Another popular song, “Neria,” from 1993, told of a woman thrown into poverty by a law that kept her from inheriting her husband’s property. Written as part of Mtukudzi’s soundtrack for a feature film, it so impressed the filmmakers that they changed the name of the movie to “Neria.” Nine years later, the same filmmakers made “Shanda,” a documentary about Mtukudzi that documented him as he toured Zimbabwe.

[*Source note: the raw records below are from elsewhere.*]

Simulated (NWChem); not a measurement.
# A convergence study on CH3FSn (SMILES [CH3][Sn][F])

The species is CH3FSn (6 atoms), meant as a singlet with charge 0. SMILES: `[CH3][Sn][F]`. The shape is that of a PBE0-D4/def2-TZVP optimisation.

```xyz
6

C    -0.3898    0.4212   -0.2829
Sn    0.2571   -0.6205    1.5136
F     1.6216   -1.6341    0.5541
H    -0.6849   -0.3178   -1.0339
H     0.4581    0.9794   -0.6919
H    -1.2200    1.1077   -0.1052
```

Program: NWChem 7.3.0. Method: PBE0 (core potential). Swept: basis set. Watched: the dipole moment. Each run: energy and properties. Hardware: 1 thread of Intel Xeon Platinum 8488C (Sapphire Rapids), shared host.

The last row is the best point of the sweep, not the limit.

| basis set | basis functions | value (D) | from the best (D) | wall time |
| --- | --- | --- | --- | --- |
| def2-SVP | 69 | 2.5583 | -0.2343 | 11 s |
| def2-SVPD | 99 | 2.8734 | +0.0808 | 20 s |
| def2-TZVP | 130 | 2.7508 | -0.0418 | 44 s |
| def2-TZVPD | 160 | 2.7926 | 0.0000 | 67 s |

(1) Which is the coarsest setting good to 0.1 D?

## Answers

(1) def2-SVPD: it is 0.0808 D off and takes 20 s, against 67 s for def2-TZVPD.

Many of his songs urged government leaders as well as everyday people to focus on the well-being of Zimbabwe’s children. And Mtukudzi did throw the occasional veiled political swipe. In 2001, he released “Wasakara,” whose title translates to “You are worn out,” a song widely seen as a plea for Mugabe to step down.

“He was a nation builder,” Paul Mangwana, a senior Zimbabwean government official, told The Associated Press. “Where it was necessary to criticize he would, and where it was necessary to praise, he would.”

Mtukudzi sought to strengthen his community through deeds as well as music. For the past 15 years, he ran the Pakare Paye Arts Center, an arts complex he founded in 2003 in Norton, a town 25 miles west of Harare. With a recording studio, classrooms and performance spaces, it aims to offer young people a creative and social outlet that would help combat unemployment and listlessness.

In 2011, he was named a UNICEF regional goodwill ambassador for Eastern and Southern Africa. A year before, he had written a song, “Deaf Hear,” in observation of UNICEF’s Day of the African Child.

President Emmerson Mnangagwa of Zimbabwe acknowledged Mtukudzi’s death in a statement on Twitter. “Oliver Mtukudzi,” he wrote, “your voice has given us comfort during difficult times, and will remain with us for posterity.”

Oliver Dairai Mtukudzi was born Sept. 22, 1952, in Highfield, a dense, impoverished neighborhood of Harare. (The city was officially known as Salisbury at the time; what would eventually become Zimbabwe was then the British colony of Southern Rhodesia.) His parents had met after singing in a choir group, and they encouraged his blossoming musical interests.

His father died just as Oliver was entering adulthood, and to support his family, he took a job at a bookstore. But he filled every idle moment practicing on the guitar that a musician had given him after noticing his preternatural ability.

He joined Wagon Wheels in 1977. Though it was a short-lived band, it nonetheless raised his and Mapfumo’s profiles. The next year, during the final days of the Zimbabwean revolution, he released “Ndipeiwo Zano,” his debut album with his own band, the Black Spirits. The title track testified to the experiences and determination of a dispossessed people.

Throughout his career, Mtukudzi kept his family and his work entwined. His brother, Robert, was his keyboard player until he died in 1992. His daughters often sang background vocals and helped him compose. His initial plan in Norton was for his son, Samson, also a successful musician, to run the Pakare Paye center, but Samson died in a car accident in 2010.

Mtukudzi’s survivors include his wife, Daisy; his daughters, Sandra Mtukudzi, Samantha Mtukudzi and Selmor Manatsa; and three sisters. An earlier marriage, to Melody Mtukudzi, ended in divorce.

Starting in the 1990s, Mtukudzi increasingly performed across the globe: at sports stadiums in Africa, at Western festivals like Coachella and Womad, and at the Hollywood Bowl. Bonnie Raitt covered a Mtukudzi composition, “Help Me Lord,” and helped introduce him to Western audiences.

He remained active until months before his death, even as he was plagued by complications of diabetes. In October, he played for a crowd of more than 20,000 in Bloemfontein, South Africa.

Speaking to TshisaLIVE, he defined his approach to music in intimate terms. “According to my mother‚ she believed that I will never come up with a song that surpasses my birth cry. From that‚ I’ve been making music to compare to that first cry,” he said. “What my birth cry meant to my mother — that is the kind of music I make.”